1. Withdrawal up to 40% of the corpus at the time of retirement to be tax exempt in the case of National Pension Scheme (NPS). Annuity fund which goes to legal heir will not be taxable.
2. In case of superannuation funds and recognized provident funds, including EPF, the same norm of 40% of corpus to be tax free will apply in respect of corpus created out of contributions made on or from 1.4.2016.
3. Limit for contribution of employer in recognized Provident and Superannuation Fund of Rs. 1.5 lakh per annum for taking tax benefit. Exemption from service tax for Annuity services provided by NPS and Services provided by EPFO to employees.
4. Reduce service tax on Single premium Annuity (Insurance) Policies from 3.5% to 1.4% of the premium paid in certain cases.
PROMOTING AFFORDABLE HOUSING
1. 100% deduction for profits to an undertaking in housing project for flats upto 30 sq. metres in four metro cities and 60 sq. metres in other cities, approved during June 2016 to March 2019 and completed in three years. MAT to apply. Deduction for additional interest of Rs.50,000 per annum for loans up to Rs.35 lakh sanctioned in 2016-17 for first time home buyers, where house cost does not exceed Rs. 50 lakh.

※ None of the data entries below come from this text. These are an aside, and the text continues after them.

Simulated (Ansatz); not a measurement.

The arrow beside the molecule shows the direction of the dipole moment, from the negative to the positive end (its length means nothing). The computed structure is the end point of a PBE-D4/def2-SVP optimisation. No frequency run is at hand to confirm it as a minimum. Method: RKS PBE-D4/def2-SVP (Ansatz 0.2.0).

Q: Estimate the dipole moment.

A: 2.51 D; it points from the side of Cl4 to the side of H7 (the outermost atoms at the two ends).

2. Distribution made out of income of SPV to the REITs and INVITs having specified shareholding will not be subjected to Dividend Distribution Tax, in respect of dividend distributed after the specified date.
3. Exemption from service tax on construction of affordable houses up to 60 square metres under any scheme of the Central or State Government including PPP Schemes.
4. Extend excise duty exemption, presently available to Concrete Mix manufactured at site for use in construction work to Ready Mix Concrete.
RESOURCE MOBILIZATION FOR AGRICULTURE, RURAL ECONOMY AND CLEAN ENVIRONMENT
1. Additional tax at the rate of 10% of gross amount of dividend will be payable by the recipients receiving dividend in excess of Rs. 10 lakh per annum.
2. Surcharge to be raised from 12% to 15% on persons, other than companies, firms and cooperative societies having income
above Rs. 1 crore.
3. Tax to be deducted at source at the rate of 1 % on purchase of luxury cars exceeding value of Rs. ten lakh and purchase of goods and services in cash exceeding Rs. two lakh.
4. Securities Transaction tax in case of ‘Options’ is proposed to be increased from .017% to .05%.
5. Equalization levy of 6% of gross amount for payment made to non- residents exceeding Rs. 1 lakh a year in case of B2B transactions.
6. Krishi Kalyan Cess, @ 0.5% on all taxable services, w.e.f. 1 June 2016. Proceeds would be exclusively used for financing initiatives for improvement of agriculture and welfare of farmers. Input tax credit of this cess will be available for payment of this cess.
7. Infrastructure cess, of 1% on small petrol, LPG, CNG cars, 2.5% on diesel cars of certain capacity and 4% on other higher engine capacity vehicles and SUVs. No credit of this cess will be available nor credit of any other tax or duty be utilized for paying this cess.
8. Excise duty of ‘1% without input tax credit or 12.5% with input tax credit’ on articles of jewellery [excluding silver jewellery, other than studded with diamonds and some other precious stones], with a higher exemption and eligibility limits of Rs. 6 crores and Rs. 12 crores respectively.
9. Excise on readymade garments with retail price of Rs. 1000 or more raised to 2% without input tax credit or 12.5% with input tax credit.
10. ‘Clean Energy Cess’ levied on coal, lignite and peat renamed to ‘Clean Environment Cess’ and rate increased from Rs.200 per tonne to Rs.400 per tonne.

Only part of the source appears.